Friday, May 15, 2009

Three Chapters In Baukham on New Testament Names

This week I have read chapters 3, 4 and 5 of "Jesus and The Eyewitnesses: The Gospels as Eyewitness Testimony" by Richard Baukham. All three chapters focus on the names of those who appear in the New Testament. Why focus on the names? Remember that modern Biblical scholarship has asserted that the New Testament was the product of some centuries of oral tradition and much of what appears in its accounts were added hundreds of years after the recorded events. Some scholars claim that the names associated with certain passages in the Bible were added centuries afterward for a "novel effect." Baukham's book challenges these assertions; he claims that the names associated with passages, such as the healing of blind Bartimaeus, were the actual names of those who were the original sources of information for these accounts. These sources were known to the Gospel writers who knew that these sources were reliable. These sources were those who had been eyewitnesses to Jesus Christ's earthly ministry, who committed what they heard and saw to memory. As Baukham points out, many modern scholars dismiss their value as eyewitnesses.

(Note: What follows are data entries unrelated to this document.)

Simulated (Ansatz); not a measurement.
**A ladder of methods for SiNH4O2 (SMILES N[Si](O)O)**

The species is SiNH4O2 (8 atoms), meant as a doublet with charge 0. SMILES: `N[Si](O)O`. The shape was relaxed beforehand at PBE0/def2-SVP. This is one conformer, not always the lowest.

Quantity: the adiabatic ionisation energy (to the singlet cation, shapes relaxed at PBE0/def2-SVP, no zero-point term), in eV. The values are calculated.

Chapter 3: Names In The Gospel Tradition: Baukham provides tables identifying who was named in Gospel accounts and those who were not. Those named: public persons such as Pilate and the various Herods, The 12 Disciples. Those unnamed: people who in one encounter received healing and persons who in their one personal encounter with Jesus refused to become disciples. There are exceptions to every rule. The story of Bartimaeus, who was healed of blindness is named, yet this can be explained by the Gospel accounts that state that he went on to follow Jesus. Mark names people that Matthew and Luke do not. Is this evidence of a lack of historical veracity among the different accounts. No. Mark is accepted as being the first of the 4 Gospels to be written. He could name people who were participants in Gospel accounts who later were neither alive or simply not available to the latter two writers. Not having anyone to give eyewitness testimony to certain events, they simply included the same accounts with the names not mentioned. Baukham also points out that over time, one of the first aspects of memory to fade,according to studies, is the memory for personal names. The later Gospel writers may have interviewed people who remembered events but could not remember all the names of those involved. Many of those named in the Gospel accounts lived in the vicinity of Jerusalem, so that they could be available to the earliest Gospel writers before the diaspora of the Jews. This natural forgetting of names accounts for the disagreement among the lists of women who witnessed Christ's death, burial and who found the tomb empty. But the fact that names were supplied, more than 2 in every case is important for the injunction from the Old Testament that the veracity of events be attested to by the presence of two or more witnesses. The most important point in the chapter is this: in oral traditions, the names of characters change with time, reflecting the language and preferences of the culture changing the previous versions of the story. Yet the names that appear in Biblical accounts are names that would have been used in the Israel of Christ's time and not in later centuries. Nor are the names of those who appear in the New Testament those that would have been used outside ancient Israel.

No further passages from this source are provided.